Dark Horse Comics going to day-and-date release, and the subsequent kerfuffle over the pricing has lead to a renewed look at the digital comics insurrection or opportunity, depending on how where you’re looking from.
Comic book writer Brian Wood (Northlanders, DMZ) posted his own thoughts on the rise and mystery of digital comics as a major issue in the current comic book market. It’s worth it to go read the entire post, but here are some selections of note. This is one of the few responses I’ve seen from the creative side of the industry, as other corners of comics make many proclamations, almost none with the hard use of historical evidence, since there isn’t any, hence his title, The Digital Question Mark.
Everyone I know loves comic shops. Everyone I know who makes comics, especially creator-owned comics, is hurting, financially. EVERYONE is bleeding, its a bad time. So to what extent does digital as a publishing format represent an additional revenue stream, one on top of print sales through shops, one that can ease some of the suffering?
Don’t know. No one knows, because we aren’t seeing true sales numbers yet. No one’s figured out what the magic price point is, because none of the big players have taken the risk and offered a 99 cent comic, or a 1.99 comic, etc., in a meaningful way. The price point is being kept artificially high out of deference to our retail partners. The price that fair-minded readers WANT to buy digital comics at is starkly different from what’s they are currently set at.
This speaks to many of the thoughts that readers have had, and the dream price point of $0.99, which I tend to think is a dream we’ll never see unless the current market multiplies many times.
Did I mention everyone is bleeding? I get the frustration. But here’s the thing, speaking for myself:
I’ve had series cancelled recently. I’ve had pitches rejected for financial reasons. I’ve seen my editors laid off. I’ve taken page rate cuts (a LOT of us have). My income from royalties have dropped. Most comic shops don’t carry my books. I have very good reasons to suspect my career in comics may not survive as it is now. Things just plain suck, but I’ve taken these hits, figuring that everyone else is having hard times too. I don’t mind bleeding a little, and one ray of hope has been digital, the potential it has to maybe, just maybe, keep some of us going through these lean times. But like I said, we can never explore that potential to even just see if its there, as long as current pricing stay locked in.
So I’ll have to bleed a little more so that others can bleed a little less. The problem with that, to really keep abusing this metaphor, is that eventually I’ll just keel over and die from it.

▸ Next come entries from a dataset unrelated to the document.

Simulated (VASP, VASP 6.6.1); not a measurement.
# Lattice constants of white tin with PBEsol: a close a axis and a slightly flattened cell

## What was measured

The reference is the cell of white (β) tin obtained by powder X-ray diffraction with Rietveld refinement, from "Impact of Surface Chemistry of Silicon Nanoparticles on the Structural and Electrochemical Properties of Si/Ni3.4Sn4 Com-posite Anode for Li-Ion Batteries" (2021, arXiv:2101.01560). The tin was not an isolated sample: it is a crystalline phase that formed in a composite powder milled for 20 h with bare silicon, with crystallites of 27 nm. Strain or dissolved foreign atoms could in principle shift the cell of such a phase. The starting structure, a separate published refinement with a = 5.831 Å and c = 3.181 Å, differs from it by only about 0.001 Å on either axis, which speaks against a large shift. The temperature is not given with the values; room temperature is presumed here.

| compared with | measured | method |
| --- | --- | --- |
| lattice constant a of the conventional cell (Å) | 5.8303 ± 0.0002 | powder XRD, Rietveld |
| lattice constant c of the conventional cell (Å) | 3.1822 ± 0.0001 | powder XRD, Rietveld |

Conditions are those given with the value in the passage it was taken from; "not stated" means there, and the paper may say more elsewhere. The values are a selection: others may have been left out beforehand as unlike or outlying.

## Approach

Digital hasn’t taken over for the physical sales loss, and at a much lower price point, it never will. It is possible that eventually, a lower price point would lead to increased sales. We don’t know yet. Wood wants to try it, and obviously readers would support lower prices. But how do you keep the stores going? Wood wants to try it like this.
No sane creator, or publisher, wants to see comic shops hurt. We all have emotional connections to them, to the idea of them, and we count owners and employees as personal friends. We aren’t looking for digital to steal customers away from shops, but rather to be an additive thing, to be an additional source of income. To simply switch a current print consumer to a digital consumer does not solve any problems! It benefits no one at all. It will not save us.
When I thought my Dark Horse comics were to be sold digitally at 1.99, I devised a plan to make the print singles a luxury object specifically for the benefit of the retailer community, to make it a unique book with truly added-value content so that the two formats would not be in competition for the same product. So that the “higher priced” print single would be justified in the eyes of retailers and readers.
Things to note: Brian Wood is the writer of the upcoming Conan the Barbarian and The Massive from Dark Horse. Also, iFanboy is owned by Graphicly, a digital comics company. Everyone in comics has a horse in this race.